Arseh Sevom — Claims that Iran will launch a “national internet” at the end of August, cutting off access to Google, Hotmail, and other external services, were denied by communications minister Reza Taghipour. He issued a statement denying plans to cut  access to the internet calling the whole thing a “13th of Farvardin prank” [the 13th of Farvadin corresponds to April 1] accusing “the propaganda wing of the West” of spreading false rumors.

Non Denial-Denial

Despite Taghipour’s non-denial denial, there was nothing surprising in the comments attributed to him. State efforts to control the internet and social networking are well documented and go back to 2001 when the government took control of access points. In an article on Fars News published six years ago on July 23, 2006, then minister of communications Mohammad Soleimani is quoted discussing the national internet, claiming that it would benefit domestic users by reducing costs. He also defended censorship (filtering), stating,  “Fundamentally filtering is the right measure…The task of filtering is to eliminate inaccurate information and libel.”  Soleimani added, “Using filtering tools, people must be provided with correct and beneficial information. The filtering system is a good system, and we have to acquire its science in our country.”

When asked to comment on the ministry’s denial of an end of summer deadline for implementing a national internet, blogger and computer engineer Arash Abadpour, who has been following this story carefully, told Arseh Sevom, “There is no shortage of people willing to inform the world that something or other is a hoax when it comes to Iran, just as there is no shortage of politicians and officials who claim they were misquoted or taken out of context. The national internet is moving forward. Whether it succeeds or not is still an open question.”

Summary of the State of the National Internet

Arseh Sevom has been following the story of Iran’s efforts to build a so-called “clean, halal network” for over one year. (More information can be found in RSF’s Enemies of the Internet Report and in a Global Voices summary.) What follows is a brief summary of the state of the project:

  • Construction of a national internet continues. If anything, the regime is even more dedicated to its implementation given recent proclamations from the Supreme Leader;
  • It seems clear that Iran has been getting outside support for the development of its national internet;
  • Many inside Iran have begun receiving text messages urging them to register for IranMail ( Registration requires the use of a valid national identification number;
  • Bloggers and owners of websites are being forced to register with a national system;
  • NGOs are now being asked to register with a national network;
  • Internet bandwidth is controlled by the state;
  • 5 million sites are blocked;
  • 29 netizens have been arrested and some are facing the death penalty;
  • Justifications for Iran’s construction of a national internet are the need for “national security,” echoing the justifications for surveillance given by democratic governments.

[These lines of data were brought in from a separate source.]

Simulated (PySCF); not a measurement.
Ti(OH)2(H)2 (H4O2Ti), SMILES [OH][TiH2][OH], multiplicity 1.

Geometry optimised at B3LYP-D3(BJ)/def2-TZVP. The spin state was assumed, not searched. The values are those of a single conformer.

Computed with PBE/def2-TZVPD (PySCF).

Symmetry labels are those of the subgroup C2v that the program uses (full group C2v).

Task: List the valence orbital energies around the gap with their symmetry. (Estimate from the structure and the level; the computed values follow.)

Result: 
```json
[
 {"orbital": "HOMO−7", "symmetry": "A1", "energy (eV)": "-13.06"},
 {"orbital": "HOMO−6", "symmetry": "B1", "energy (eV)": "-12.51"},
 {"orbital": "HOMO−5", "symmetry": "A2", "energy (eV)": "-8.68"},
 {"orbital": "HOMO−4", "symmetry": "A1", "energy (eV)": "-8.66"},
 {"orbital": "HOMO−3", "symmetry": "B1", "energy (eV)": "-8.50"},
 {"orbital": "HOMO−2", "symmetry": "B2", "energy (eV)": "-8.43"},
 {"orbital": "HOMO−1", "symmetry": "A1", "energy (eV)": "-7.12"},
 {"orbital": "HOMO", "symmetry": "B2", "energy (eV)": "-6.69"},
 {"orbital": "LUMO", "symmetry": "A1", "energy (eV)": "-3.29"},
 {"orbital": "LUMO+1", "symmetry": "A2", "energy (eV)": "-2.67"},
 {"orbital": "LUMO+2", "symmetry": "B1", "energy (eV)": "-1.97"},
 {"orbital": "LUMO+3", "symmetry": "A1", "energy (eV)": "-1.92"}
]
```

Supreme Council of Cyberspace

In March of 2012, the newly appointed Supreme Council of Cyberspace met for the first time. The group was formed in order to ensure that decision-making related to implementation of the national internet was done at the highest level of government.

In an interview reported with, a representative of the council, Hamid Shahriari, spoke of some of the problems faced by the national internet project. He discussed “overlapping laws and regulations…the lack of a strong will within the government, and lack of clarity of who had the last word…” In the course of the interview he claims that the creation of a Supreme Council on Cyberspace was recommended by “an Irish group.”

Laws Must Bend

The Islamic Republic of Iran’s plan to create a national internet has been justified as a way to “uphold national security,” “safeguard the minds of youth” from “corrupting Western values,” and give the Iranian Cyber Army an edge in the soft war, according to Ayatollah Khamenei.  Formation of the council was a step closer to shutting out competing online voices.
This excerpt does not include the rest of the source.